Some of my favorite games of all time are visual novel hybrids, such as the Somnium Files, Zero Escape, and Danganronpa games. My absolute favorite feature in games is fourth-wall breaking, especially in horror games – when the horror breaks out of the game into real life, that’s when I really start to feel the rush (such as in Pony Island, Inscryption, Until Dawn, Doki Doki Literature Club, and The Stanley Parable). In the first hour of Xseed’s new horror visual novel Paranormasight, I was excited that this might be the game to combine two of my great loves in an interesting new way. Unfortunately, while the story is intriguing and presents some cool timeline hopping that can only exist in a video game, the few amazing moments when it capitalizes on breaking the fourth wall are diluted by unbelievable swaths of repeated and rehashed text.
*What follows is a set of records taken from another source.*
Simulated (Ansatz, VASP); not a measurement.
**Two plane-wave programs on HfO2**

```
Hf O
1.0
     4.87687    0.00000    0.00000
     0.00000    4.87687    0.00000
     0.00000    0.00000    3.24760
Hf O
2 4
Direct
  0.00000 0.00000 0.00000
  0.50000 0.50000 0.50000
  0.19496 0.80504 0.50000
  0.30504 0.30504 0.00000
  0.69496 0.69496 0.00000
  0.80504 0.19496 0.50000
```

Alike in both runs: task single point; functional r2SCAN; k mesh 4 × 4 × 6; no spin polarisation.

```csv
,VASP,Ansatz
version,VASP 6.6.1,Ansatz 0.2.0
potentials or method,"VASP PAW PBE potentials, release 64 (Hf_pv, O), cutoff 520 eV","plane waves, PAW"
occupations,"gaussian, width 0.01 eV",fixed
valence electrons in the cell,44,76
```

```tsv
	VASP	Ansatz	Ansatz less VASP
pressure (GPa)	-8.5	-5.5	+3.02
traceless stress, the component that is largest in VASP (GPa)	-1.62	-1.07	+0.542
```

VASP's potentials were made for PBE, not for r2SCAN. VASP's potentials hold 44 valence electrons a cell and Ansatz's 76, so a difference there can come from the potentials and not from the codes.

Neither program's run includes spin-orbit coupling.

One other minor annoyance is that this game maxes out at 1080p on PC. My 1440p monitor had to upscale it to match the size, making the picture blurry. While it didn’t really take away from my enjoyment, I’m startled because since I started PC gaming in 2015 this is the very first game I’ve come across that does not have a 1440p resolution setting. It’s a simple thing but it feels oddly lazy when a huge amount of PC gamers are using 2560×1440 resolutions, if not higher. Then again, this is published by Square Enix, and I’ve learned to expect low quality from their PC ports as of late. I also had a bug a few times where the game continued to register the movement of the cursor but wouldn’t let me click on any buttons, but closing and restarting the game fixed that.

I enjoyed a lot of Paranormasight, and I think I’d have a much higher opinion of the game if it didn’t insist on rehashing the same plot to me over and over to pad out the play time. The music is great, the art is nice, and I the script is really well written. With such an interesting premise this could have been a big hit for me, but, alas – it wasn’t meant to be. I do still recommend Paranormasight for any visual novel fans out there, although the execution is going to allay the concerns the wider gaming audience has with the genre.